Washington New data show that slowdown in the nation's long housing boom, which has been anticipated for at least two years, appears to have arrived.
Sales of new homes came in at the slowest pace in a year in January, and the backlog of unsold homes rose to an all-time high, the Commerce Department reported Monday.
Making those developments even more dramatic was the fact that they occurred during an exceptionally mild January - the warmest in more than 100 years.
"The weather in January was as good as it gets, yet demand fell," said Joel Naroff, chief economist at Naroff Economic Advisors. "The decline in new home sales in January makes it clear that there is some real softening in the housing market."
The Commerce Department reported that sales of new single-family homes dropped by 5 percent to a seasonally adjusted annual rate of 1.233 million units last month. That was the slowest pace since January 2005 and left the number of unsold homes at a record high of 528,000.

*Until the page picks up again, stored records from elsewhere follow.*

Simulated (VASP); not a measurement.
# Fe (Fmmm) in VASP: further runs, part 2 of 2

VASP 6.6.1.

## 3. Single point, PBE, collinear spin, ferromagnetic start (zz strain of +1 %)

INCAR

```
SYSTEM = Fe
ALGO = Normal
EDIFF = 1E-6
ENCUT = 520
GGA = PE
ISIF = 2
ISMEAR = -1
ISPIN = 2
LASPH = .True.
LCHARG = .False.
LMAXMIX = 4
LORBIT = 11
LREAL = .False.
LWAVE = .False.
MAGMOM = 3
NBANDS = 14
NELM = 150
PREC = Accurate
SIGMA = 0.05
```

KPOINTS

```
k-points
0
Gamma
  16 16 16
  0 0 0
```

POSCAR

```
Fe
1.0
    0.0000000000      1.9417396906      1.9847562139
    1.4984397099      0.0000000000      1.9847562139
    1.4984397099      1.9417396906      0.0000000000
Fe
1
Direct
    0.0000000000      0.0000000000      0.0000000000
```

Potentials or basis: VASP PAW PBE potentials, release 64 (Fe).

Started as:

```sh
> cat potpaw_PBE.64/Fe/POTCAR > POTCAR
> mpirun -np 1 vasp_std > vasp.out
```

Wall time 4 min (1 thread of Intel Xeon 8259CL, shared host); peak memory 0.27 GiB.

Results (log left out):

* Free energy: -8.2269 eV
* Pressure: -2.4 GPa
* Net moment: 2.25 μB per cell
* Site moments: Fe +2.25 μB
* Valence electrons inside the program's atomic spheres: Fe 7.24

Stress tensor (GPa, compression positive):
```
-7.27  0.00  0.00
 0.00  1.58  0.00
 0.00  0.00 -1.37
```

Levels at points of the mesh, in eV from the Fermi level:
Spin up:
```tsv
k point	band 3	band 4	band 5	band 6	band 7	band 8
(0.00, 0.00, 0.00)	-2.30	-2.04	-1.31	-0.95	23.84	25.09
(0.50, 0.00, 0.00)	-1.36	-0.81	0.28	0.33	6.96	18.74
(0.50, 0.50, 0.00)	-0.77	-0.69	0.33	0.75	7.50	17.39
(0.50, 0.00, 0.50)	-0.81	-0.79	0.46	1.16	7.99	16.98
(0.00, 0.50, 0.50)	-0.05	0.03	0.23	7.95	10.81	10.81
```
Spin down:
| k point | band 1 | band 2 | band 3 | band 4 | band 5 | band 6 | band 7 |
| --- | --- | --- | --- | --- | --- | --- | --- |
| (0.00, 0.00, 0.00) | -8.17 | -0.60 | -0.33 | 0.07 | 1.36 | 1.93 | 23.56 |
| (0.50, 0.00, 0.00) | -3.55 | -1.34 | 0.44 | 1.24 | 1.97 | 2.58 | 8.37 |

Earlier this month the Douglas County Appraiser's Office reported that sales of 45 homes closed in Lawrence last month, down 26 percent from the 61 sales recorded during the same month a year earlier.
The 5 percent sales decline nationwide was bigger than expected, dashing hopes that the milder-than-normal January would help to bolster demand. The warm weather had pushed up the level of construction starts last month by 14.5 percent, the fastest rate in three decades.
But the new report showed that with sales lagging, the increase in building activity left a total of 528,000 new homes still for sale at the end of the month, a nine-year high.